Sexy, insightful and maybe a little twee, Don Jon is about to hit its demographic like a toy commercial on Saturday Morning. It’s lithe and smart and doesn’t smack you with what it clearly sees as a message. Instead it couches its big concern—that media (film especially) wounds the romantic expectations of its fans—in faux regional cinema. Screenwriter/director/star Joseph Gordon Levitt is hardly an Italian Catholic from Jersey, but he and the cast Guido-it-up with such gusto you’d think it was a game. Glenne Headley (as Jon’s mom) has her manicured finger on the right kind of shrill to deliver her concern, delight or pasta. There are moments you’ll confuse Johannson for a young Debi Mazar; she scrunches her nose and for a moment is unrecognizable.
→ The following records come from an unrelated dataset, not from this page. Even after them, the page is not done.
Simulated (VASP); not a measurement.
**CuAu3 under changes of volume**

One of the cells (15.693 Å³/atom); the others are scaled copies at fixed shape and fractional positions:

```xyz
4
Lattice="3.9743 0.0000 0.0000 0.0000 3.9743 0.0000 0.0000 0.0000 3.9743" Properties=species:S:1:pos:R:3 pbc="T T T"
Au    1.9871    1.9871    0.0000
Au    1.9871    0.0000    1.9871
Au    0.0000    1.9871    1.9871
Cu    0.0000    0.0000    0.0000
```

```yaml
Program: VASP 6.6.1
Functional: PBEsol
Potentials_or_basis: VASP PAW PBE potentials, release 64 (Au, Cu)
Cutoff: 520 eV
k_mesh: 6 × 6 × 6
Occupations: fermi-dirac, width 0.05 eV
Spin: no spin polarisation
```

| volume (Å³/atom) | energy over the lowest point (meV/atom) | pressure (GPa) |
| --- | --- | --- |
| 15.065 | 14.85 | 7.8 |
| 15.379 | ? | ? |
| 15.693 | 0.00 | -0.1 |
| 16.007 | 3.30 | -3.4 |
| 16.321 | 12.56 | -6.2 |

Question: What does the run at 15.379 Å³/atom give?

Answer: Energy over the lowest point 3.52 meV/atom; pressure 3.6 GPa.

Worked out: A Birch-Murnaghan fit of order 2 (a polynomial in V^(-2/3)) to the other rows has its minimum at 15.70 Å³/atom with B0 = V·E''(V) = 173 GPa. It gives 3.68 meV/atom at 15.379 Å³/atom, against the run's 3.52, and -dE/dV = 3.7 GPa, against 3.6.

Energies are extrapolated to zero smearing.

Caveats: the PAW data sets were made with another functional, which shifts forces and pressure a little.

A confessional scenes in which Jon requests absolution for his masturbation and unwed sex demonstrates the robotic efficiency of the Catholic Church and some of where Jon got his ideas about the inner-workings of life. He’s not what you’d call a “seeker,” and not to suggest that Gordon-Levitt is making a statement about Jersey Italians but to a certain extent this is our best answer for the film’s setting. Why choose Jersey when people everywhere retreat to protect their vulnerability? Maybe other places don’t feature the accents and mannerisms actors chew on like it’s a sport—but Gordon-Levitt clearly found a world that can swing from abrasive to cozy in no time, and he’s not the only person on this passion project that loves the hell out of it.